Japan’s FSA May Issue A Warning Against Binance
Japanese Financial Services Agency has planned to supply a warning against Hong-Kong based Binance due to operating a cryptocurrency exchange in the country without a license. If Binance doesn’t halt its operations, it would have to face criminal charges.
Unregistered Binance in serious trouble
The Financial Services Agency of Japan is all set to issue a warning against Binance, as reported by the person with direct knowledge of the matter. The Hong-Kong based cryptocurrency exchange is one of the world’s biggest operator that is doing its business in Japan without being registered.
The financial watchdog of Japan believes that the investors of the company are susceptible to losses and if the exchange doesn’t stop its operations despite the warning, the agency will file a criminal complaint against them.

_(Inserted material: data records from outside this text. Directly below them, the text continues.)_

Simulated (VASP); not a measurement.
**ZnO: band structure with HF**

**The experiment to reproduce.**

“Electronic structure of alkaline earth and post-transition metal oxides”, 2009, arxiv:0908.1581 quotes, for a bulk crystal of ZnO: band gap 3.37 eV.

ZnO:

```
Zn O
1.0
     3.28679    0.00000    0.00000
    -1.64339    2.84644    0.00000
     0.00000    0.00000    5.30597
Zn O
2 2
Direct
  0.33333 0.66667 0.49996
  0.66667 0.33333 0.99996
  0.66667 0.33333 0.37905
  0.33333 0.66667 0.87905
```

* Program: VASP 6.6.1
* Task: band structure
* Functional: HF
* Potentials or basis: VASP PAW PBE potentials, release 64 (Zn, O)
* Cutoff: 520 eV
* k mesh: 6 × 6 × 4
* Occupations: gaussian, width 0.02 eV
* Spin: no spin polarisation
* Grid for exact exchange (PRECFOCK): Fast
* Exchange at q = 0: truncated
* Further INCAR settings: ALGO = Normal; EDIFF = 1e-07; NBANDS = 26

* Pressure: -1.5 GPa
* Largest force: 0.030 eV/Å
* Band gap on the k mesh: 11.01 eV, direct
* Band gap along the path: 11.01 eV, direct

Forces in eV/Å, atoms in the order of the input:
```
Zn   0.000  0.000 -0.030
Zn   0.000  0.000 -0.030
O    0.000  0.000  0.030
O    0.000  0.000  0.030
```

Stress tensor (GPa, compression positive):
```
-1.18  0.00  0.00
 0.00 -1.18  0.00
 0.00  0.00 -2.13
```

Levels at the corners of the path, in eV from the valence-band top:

After getting attacked with the biggest hack of over $500 million, the regulators of the country have amped up their supervisory efforts over cryptocurrency trading. In its efforts to clamp down on unregistered operators, starting with creating a self-regulatory body at the beginning of March, now Japan is taking firmer decisions.
Failure to compliance could lead to criminal charges
With over 6 million traders worldwide, Binance boasts of an impressive figure while handling about 120 cryptocurrencies. Since its inception in 2017, a number of Japanese crypto investors have shifted towards this exchange from their domestic ones as it offers a relatively cheap service.
Reportedly, Binance is failing to verify the identification of Japanese investors when opening their accounts. Additionally, the agency suspects the exchange doesn’t have the required measures in order to prevent the money laundering. Apparently, the agency is so much annoyed that it plans to put the company’s name on its website with a detailed warning.
In case a complaint is filed, an investigation would be launched into the exchange. However, due to the reason that FSA lacks any authority in Hong Kong, the issue will arise in terms of returning the Japanese investors’ funds.
Paving the way towards a safe crypto environment
For an exchange to operate in Japan, it needs to acquire the license by FSA as per the country’s revised payment services law that went into force in April.
Though the exchanges that don’t have the license or who are awaiting their licenses aren’t allowed to operate, numerous exchanges are still operating resulting in the increase of fraudulent activities. However, these unlicensed exchanges don’t have the option to ask for legal help if any problems occur.